Poetry Reading
Boston University
Boston, MA
C.K. Williams is in his mid-seventies and has had a fairly recent volume of Collected Poems published. That, however, has not stopped him from writing, and at this reading he mostly recited poems from a new book, Writers Writing Dying. It was delightful.
I have a number of volumes of Williams’ work and have always appreciated him from a bit of a distance. When I have sat down to read his poetry, I have sometimes not quite been able to connect with it. He writes in a style that makes use of uniformly long lines in free verse, the form of which I have not always felt engaged by.

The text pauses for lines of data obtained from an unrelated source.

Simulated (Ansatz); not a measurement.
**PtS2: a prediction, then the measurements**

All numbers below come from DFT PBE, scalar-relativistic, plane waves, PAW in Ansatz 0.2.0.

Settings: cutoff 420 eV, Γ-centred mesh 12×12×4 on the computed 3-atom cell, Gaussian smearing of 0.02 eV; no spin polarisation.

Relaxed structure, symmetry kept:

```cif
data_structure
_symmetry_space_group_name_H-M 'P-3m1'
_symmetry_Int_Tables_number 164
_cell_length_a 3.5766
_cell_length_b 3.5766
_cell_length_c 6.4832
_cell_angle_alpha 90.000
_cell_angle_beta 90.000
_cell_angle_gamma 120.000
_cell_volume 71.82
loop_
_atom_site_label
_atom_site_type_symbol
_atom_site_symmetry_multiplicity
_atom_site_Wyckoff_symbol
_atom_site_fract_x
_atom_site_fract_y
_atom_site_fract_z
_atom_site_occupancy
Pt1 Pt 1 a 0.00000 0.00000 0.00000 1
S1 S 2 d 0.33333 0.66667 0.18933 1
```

However, in this reading, I gained a new appreciation for Williams’ poetry. Hearing it, and hearing him read it, made it come alive. He reads his poems naturally and straightforwardly, but with great heart. Wave upon wave of images, word gestures and references emerged from the lines, the length of which became sources of only gentle modulation in the reading.
He began with a poem entitled Whacked, which refers to the feeling he has reading all the great poets who he feels brutalize him with their apparently superior capacities. “What a relief to read some bad poems,” the poem responds humorously. The ironic result is Williams’ production of this lovely poem about the pain of reading, and of writing. It ends, appropriately, with images of birth.
The Hundred Bones is set, in part, in World War II, and also calls up images of Basho, the famous Japanese haiku poet. It invokes the notion of “a windswept spirit” that inhabits the body of “a hundred bones;” at the same time the poet says, with alarm and awareness, “the war has found me.” Delightfully, he alludes to a famous haiku of Basho, beautifully picturing the “barely there frog.”
Vile Jelly calls to mind Gloucester’s blinding in Shakespeare’s King Lear and the famous, disgusting line about it, “out out vile jelly!” Ugh. Williams then brings up the issue of reactionary school textbook selection in contemporary Texas casting evolution in a suspicious light, asking “will the eyes of conscience also be punctured?” and putting forth the image of “chopping minds from susceptible eyes.”
Bianca Burning refers to Bruno Schultz, a Polish writer from the 1930s who Williams identifies as one of the great prose stylists of the 20th century. This poem invokes a circus character described by Schultz, who had “breasts too beautiful to remember” and who “struts across the arena with whip, to take her bow.” Riveting.
Mask calls forth Santayana, Hölderlin and Yeats in Wiliams’ attempt to “allow other writers to be there” in his poems. Calling the mask “a disguise to conceal the monster,” it also recalls fear in the movies, noting “it hurt to be frightened.” With new found awareness, he suggests “this time, no covering your eyes.”
Exhaust is a painful poem about suicide which recalls the memory of Anne Sexton, who died a suicide from auto exhaust, and Jackson Pollock, who died in a car crash. It also calls to mind Williams’ several close calls in cars, the death of his grandfather, and the toy cars with which his grandson now plays.
Haste reflects on pacing, and loss. “Not so fast, people were always telling me,” is the advice that leads to a meditation on the loss of the Irish language at the hands of the British in the nineteenth century, and of Yiddish in the twentieth.
Poem for Myself on My Birthday is a funny and heartbreaking poem about getting older, likening a birthday to a charging African animal on a safari. It also humorously calls to mind the Dalai Lama, who, having birthdays as well, “pumps a treadmill like a prayer wheel.”
The veteran poet Robert Pinksy, who is on the faculty at Boston University, introduced the evening.
A younger graduate of the writing program at the university, Eleanor Goodman, read a few of her own poems and introduced Williams. According to the terms of the grant which supports the series of which this reading was a part, a young and recent graduate of the writing program must do this at the reading, a great idea.
Goodman read several of her poems, which were delightful. One of them called to mind the poet’s forebears leaving Nazi occupied Europe, then beautifully morphed to an image of the poet dressed to the nines passing a street person in Harvard Square who looked at her then asked “where are you from?”
She is also a translator of Chinese poets, and read a poem in the original Chinese, and her translation, both wonderful.